I was wondering If It would work to thread in the barrel and use some shims to adjust headspace? I think the original barrels have a bit of a flange on them? If the sks barrell is not big enough to thread properly, I was planning on threading on an adapter bushing or brazing on some sort of bushing, and I could put a shoulder on that that stops against the front of the reciever. I wanted to avoid doing any reaming if possible anyway, but thanks for the tip on the chrome.
 
Carcano with SKS Barrel.

Everybody has mentioned the Carcano Barrel ( 1,065x14TPI approx---27mm x 1,8mm pitch) BUT Nobody has mentioned the SKS Barrel, WHAT are its Thread dimensions ??? (if you are using an SKS threaded barrel...late production ones are NON-Threaded Press Fit barrels....)

The Solution in Australia, for both headspacing and correct barrel shank diameter for Threading, is
(A) find a good SMLE ( Lee-Enfield) Barrel, either Standard Light or a (H) heavy Barrel.
(B) Cut off the Threaded section ( which is also 14 TPI BTW) and Turn down the rest of the shank sufficiently to replicate the Carcano Threaded shank. One could possibly do this Turning and Threading Before cutting off the Threaded old section. (including a Carcano-style barrel shoulder)

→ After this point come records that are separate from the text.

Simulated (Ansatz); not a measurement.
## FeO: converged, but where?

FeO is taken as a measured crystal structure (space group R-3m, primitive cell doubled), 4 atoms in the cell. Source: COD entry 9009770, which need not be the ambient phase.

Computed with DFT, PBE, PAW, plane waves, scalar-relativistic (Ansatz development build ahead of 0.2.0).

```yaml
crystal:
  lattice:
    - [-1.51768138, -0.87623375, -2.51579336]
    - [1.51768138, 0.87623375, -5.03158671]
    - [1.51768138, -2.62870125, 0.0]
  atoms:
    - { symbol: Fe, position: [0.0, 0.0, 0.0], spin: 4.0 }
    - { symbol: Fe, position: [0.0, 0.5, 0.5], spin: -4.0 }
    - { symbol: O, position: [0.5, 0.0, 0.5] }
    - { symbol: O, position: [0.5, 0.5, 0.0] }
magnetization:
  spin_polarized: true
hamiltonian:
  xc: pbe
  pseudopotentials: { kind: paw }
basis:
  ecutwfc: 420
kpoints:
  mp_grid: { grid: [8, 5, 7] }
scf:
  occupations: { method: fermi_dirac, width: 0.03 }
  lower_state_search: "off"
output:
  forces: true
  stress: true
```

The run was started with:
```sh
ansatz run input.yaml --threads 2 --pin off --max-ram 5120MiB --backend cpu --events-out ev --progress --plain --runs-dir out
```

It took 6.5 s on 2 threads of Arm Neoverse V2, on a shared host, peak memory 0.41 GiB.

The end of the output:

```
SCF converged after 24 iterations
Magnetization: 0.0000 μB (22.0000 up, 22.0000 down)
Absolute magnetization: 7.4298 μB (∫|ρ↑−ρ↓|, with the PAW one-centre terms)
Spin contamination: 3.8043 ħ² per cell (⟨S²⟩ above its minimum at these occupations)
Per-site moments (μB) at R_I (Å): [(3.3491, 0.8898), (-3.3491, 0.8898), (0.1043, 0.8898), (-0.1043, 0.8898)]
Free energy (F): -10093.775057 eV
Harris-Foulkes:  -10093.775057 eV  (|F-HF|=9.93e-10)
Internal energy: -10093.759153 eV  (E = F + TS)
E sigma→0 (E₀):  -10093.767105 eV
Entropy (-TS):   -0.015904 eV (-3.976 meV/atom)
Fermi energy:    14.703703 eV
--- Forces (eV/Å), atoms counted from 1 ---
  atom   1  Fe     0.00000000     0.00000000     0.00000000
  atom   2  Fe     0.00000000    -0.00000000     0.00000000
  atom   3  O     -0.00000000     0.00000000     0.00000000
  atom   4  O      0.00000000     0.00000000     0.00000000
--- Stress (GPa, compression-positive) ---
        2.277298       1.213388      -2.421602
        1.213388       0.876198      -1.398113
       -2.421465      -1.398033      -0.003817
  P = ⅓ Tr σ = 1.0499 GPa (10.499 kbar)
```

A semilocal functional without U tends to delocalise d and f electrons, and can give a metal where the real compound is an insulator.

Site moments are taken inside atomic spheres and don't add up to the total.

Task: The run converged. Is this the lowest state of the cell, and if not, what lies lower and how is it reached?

(C) The Finished barrel will have a Chamber almost the same OAL and Specs as a 7,62x39 Chamber.

(D) Screw into Carcano Action, and then check headspace.

The way to ensure good headspace is to cut off a little less than the entire old thread, giving an "Over-Long" Chamber, then face-skimming off the excess until a perfect fit & HS is achieved in breeching-up.

BTW NB*** Get or make proper Carcano Barrel Vice and Receiver Wrenches...Both items are Round, so a clamp-style Vice and Wrench with Brass Lining/Bushes is Preferred ( Older Carcano barrels are Faceted,half- octagon style, with a round Base, making Vice manufacture an interesting process).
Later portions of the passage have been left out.